0

I have a procedure which can run very long. Yesterday it took 14 hours to complete. This piece of code is looping over the values of a column, which holds filenames of images, and searches through an array that holds all the files including the path from a location that the user selected. In this particular case, the filename column contained nearly 2600 filenames and the array to search more than 12000 records. (that's over 31 million iterations, any suggestions, if this can be improved, are welcome ;-))

In this procedure I use DoEvents to keep Excel responsive. But I just wondered if it makes sense to have two DoEvents. One in every loop (see code below). All the processing is done in this piece of code. Which in this case ran more than 14 hours.

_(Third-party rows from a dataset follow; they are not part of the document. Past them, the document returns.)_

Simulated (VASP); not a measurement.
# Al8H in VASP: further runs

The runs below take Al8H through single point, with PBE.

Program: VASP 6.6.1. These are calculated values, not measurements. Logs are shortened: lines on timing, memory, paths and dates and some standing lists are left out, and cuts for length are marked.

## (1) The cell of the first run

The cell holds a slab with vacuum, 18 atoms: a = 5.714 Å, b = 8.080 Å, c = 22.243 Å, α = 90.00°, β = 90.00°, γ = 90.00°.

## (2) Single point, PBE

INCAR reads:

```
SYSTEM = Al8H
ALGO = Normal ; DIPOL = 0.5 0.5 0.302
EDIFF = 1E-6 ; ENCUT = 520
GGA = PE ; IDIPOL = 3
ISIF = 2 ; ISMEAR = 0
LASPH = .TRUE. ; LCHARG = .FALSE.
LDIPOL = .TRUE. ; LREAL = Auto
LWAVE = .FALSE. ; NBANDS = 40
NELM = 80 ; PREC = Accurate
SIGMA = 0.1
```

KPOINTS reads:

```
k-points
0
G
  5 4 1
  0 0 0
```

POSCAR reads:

 For Each cell In ActiveSheet.Range("A1:A" & Range("A1").End(xlDown).row)
        DoEvents
        fileCopied = False
        fileName = cell.Value

        If Not (IsStringEmpty(fileName)) Then
            DoEvents
            For i = LBound(imgArray) To UBound(imgArray)
                If Not (IsStringEmpty(CStr(imgArray(i)))) Then
                    If ExactMatch Then
                        If (fsoGetFileName(imgArray(i)) = fileName) Then
                            If DoesFileExist(moveToPath & GetFileName(imgArray(i))) And Not OverwriteExistingFile Then
                                FileCopy imgArray(i), moveToPath & GetFileName(imgArray(i)) & "-" & Format(Now, "yyyymmddhhmmss")
                            Else
                                FileCopy imgArray(i), moveToPath & GetFileName(imgArray(i))
                            End If
                            fileCopied = True

                            If fileCopied Then
                                If fileCopied Then
                                    Range("B" & cell.row).Value = imgArray(i)
                                End If
                            End If
                        End If
                    End If
                End If
            Next i
        End If
    Next

As you can see, I added two DoEvents. But if only one is enough what would be the best place to add it. In the main loop or in the nested loop.

UPDATE:

Rereading the article DoEvents and DoEvents (automateexcel) made clear not to use multiple DoEvents. DoEvents are necessary in this case due to the long-running procedure. But I don't call it on every iteration now. As suggested I use:

If i Mod 100 = 0 Then DoEvents

UPDATE:

Thanks to FreeFlow I was able to gain significant performance improvements. By using the filter function available instead of looping over the Array which contained more than 12000 records. Using the filter function, speeded the process up from hours to seconds.

UPDATE:

The end result is:

 fileNameString = GetFilesUsingCMD(filePath)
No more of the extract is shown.